Love needs to be earned, it needs to be tested, and it takes time.
Looking at all the people I know, my parents, my aunt and uncle, my cousins, my baby sister, and many others. It was never love at first site. It took time, it was tested and it was earned and that made it last so long.
I know that people can feel a little something when they first meet and I can tell right away if I’d ever be in a relationship or not with someone when I first meet them.
I had meet so many guys this year and one of them was so awesome but the sparks weren’t there, as much as I tried and gave it chances, just to learn that yeah I’m not a good match for him but at least we can be friends.
The guy I’m dating now I’ve known over a year, a friend of a friend and con-goer, and even though the sparks weren’t heavy I always thought he was cute and had the most chance with me. I knew he had a crush on me but he was just one of the guys and I was having a good time being single. Then something happened and we got close and started dating and after a month or so he was my boyfriend. Two months later I feel in love with him. He was a big surprise and our love took time, it was tested and it’s been earned. I’m in love more than I have ever been and it feels great! Not sure if he is the one yet, but he is close.
I let my heart be open for love and so I found it. But if you think that it will be love at first sight then you have your heart closed to possibilities.

Here are some good quotes to remember when looking for real love.
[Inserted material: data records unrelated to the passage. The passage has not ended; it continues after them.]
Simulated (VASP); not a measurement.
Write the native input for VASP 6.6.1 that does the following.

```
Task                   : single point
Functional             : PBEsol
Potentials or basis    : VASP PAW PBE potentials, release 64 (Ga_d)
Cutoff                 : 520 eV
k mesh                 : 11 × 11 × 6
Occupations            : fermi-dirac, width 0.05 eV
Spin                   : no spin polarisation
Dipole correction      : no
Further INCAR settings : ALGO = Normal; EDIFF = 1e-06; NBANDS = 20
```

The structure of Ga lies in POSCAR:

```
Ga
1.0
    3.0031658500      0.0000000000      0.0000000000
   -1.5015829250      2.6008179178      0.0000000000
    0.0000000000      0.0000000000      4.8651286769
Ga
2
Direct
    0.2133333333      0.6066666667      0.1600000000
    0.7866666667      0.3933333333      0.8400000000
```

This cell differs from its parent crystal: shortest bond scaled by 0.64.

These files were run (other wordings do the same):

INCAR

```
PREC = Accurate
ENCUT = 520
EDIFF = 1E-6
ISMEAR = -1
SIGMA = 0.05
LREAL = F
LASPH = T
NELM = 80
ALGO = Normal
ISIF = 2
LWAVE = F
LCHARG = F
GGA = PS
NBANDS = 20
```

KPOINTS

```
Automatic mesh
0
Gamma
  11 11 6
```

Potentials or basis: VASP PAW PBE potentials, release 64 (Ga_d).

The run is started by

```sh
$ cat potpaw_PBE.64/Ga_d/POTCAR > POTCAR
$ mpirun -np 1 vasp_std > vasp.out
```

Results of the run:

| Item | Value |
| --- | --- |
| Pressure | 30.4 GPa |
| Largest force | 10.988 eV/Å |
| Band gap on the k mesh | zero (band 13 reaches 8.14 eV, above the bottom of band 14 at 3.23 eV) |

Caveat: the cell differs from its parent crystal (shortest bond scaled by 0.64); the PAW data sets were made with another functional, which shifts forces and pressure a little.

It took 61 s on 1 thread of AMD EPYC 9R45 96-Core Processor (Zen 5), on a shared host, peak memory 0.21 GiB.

True love doesn’t come by finding the perfect person, but by learning to see an imperfect person perfectly.
The only way in this world you can ever hope to be loved is to stop asking for it and to start pouring out love without hope of return.
Fairy Tale Number 6 -True love is instant, you will know it the minute you see the person. Nope- Trust, communication and kindness take time to unveil and build.
It's not about finding someone who completes you but finding someone to share your completeness with.
Love starts with a smile, grows with a kiss, and ends with a tear.
Nobody is perfect until you fall in love with them.

Friday, November 13, 2009

Kinda Closed

Well I've read article after article about relationships and I've kind of had enough. I got my answers and I feel more at peace.
I know everyone has their different take on things and I'm going to sick by what I believe.
I now have a good relationship. I have almost all I want in a guy, the main key important factors, something I thought I wouldn't find. It has been a big surprise and made me appreciate him more.
He has passed most of the tests and hasn't raised any bad red flags. He lets me be me and loves me for it. No matter what crazy idea I throw at him he's always up for it and if things don't go as planned he's ok with it and doesn't complain. He gives me the freedom I want and let's me still be a independent women at times.
It has been a great relief. We haven't even fought! It has only been 3.5months but still I don't think we are the type to be bullheaded (even though we both tauruss) enough not to listen to the other and not fight so bad.
and even though it has been scary to let someone get close to me again, I have learned to push that fear aside and open my heart to him and he has been wonderful about it. I'm learning to love again and it feels great!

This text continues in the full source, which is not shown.